If you are one of the two-thirds of Americans who want their government to prioritize developing renewable energy over fossil fuels, you will be pleased to know that at least some of America's elected officials are listening.
In some incredibly welcome news, New York has just greenlit a project to build the largest offshore wind farm in the United States, off the coast of Long Island.
Earlier this month, New York governor Andrew Cuomo announced the city’s commitment to an ambitious plan to generate 2.4 gigawatts of offshore wind energy – enough power to light 1.25 million homes – by 2030. Yesterday, the Long Island Power Authority approved plans for the wind farm, which will be the nation’s largest, to be built in the waters southeast of Long Island.

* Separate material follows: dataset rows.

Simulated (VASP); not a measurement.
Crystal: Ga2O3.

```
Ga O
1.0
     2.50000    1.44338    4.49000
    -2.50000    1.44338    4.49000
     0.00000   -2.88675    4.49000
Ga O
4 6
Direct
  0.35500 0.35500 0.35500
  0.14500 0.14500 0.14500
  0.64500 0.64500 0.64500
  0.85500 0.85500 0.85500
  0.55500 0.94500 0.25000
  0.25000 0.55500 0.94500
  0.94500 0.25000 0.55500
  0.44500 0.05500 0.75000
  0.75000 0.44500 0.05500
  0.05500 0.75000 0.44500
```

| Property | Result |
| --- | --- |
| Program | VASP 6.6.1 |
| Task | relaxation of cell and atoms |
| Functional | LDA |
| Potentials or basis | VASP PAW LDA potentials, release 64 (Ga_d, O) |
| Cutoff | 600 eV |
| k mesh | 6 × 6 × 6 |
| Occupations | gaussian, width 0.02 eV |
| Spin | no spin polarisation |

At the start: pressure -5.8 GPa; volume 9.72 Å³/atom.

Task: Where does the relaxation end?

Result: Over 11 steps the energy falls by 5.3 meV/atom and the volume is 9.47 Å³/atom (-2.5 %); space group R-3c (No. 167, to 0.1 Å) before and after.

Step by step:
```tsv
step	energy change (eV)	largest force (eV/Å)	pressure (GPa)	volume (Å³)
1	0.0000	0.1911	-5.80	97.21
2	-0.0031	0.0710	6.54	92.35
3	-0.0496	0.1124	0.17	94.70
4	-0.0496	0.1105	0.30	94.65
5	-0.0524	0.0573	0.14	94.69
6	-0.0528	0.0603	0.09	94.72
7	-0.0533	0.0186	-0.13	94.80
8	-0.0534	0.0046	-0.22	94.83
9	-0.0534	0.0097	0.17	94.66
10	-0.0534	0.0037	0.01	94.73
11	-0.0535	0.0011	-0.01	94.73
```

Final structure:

“This project will not only provide a new, reliable source of clean energy but will also create high-paying jobs, continue our efforts to combat climate change and help preserve our environment,” Mr Cuomo said in a statement on Wednesday.
According to the project operator Deepwater Wind, construction on the South Fork Wind Farm could begin in 2019, with it up and running by 2022. The plant is set to have an initial 15 turbines with a capacity of 90 megawatts, which could power 50,000 homes in Long Island’s South Fork area.
The turbines are 600 feet (183 meters) tall, but due to the position of the wind farm 50 kilometers (30 miles) off the coast of Montauk, the turbines won’t actually be visible from land. Previous offshore wind projects, such as the one in Cape Cod, have been vetoed due to their obstruction of ocean views.
It will be the second offshore wind farm in the US, after the 30-megawatt Block Island Wind Farm off Rhode Island became fully operational in December 2016. Block Island has five turbines and provides energy to 17,000 homes on the island and across New England.
Wind power has struggled to take off in America, but this looks set to change. Deepwater Wind has several projects in the pipeline, and according to the The New York Times, other big developers are snapping up leases for waters off the coast of Maryland, Massachusetts, and New York. A recent report from the US Department of Energy revealed that solar employs more people than oil, coal, and gas combined in the Electric Power Generation sector, with wind power making up the third-largest workforce within the sector. The times, therefore, appear to be changing.
"There is a huge clean energy resource blowing off of our coastline just over the horizon, and it is time to tap into this unlimited resource to power our communities," Deepwater Wind CEO Jeffrey Grybowski said in a statement.
“We think that thousands of megawatts are going to be built off the coast of the United States in the coming decades,” he added. “It’s an enormous clean energy resource. It’s easy for us to tap into it, but we need projects to get from essentially one project to these thousands of megawatts.”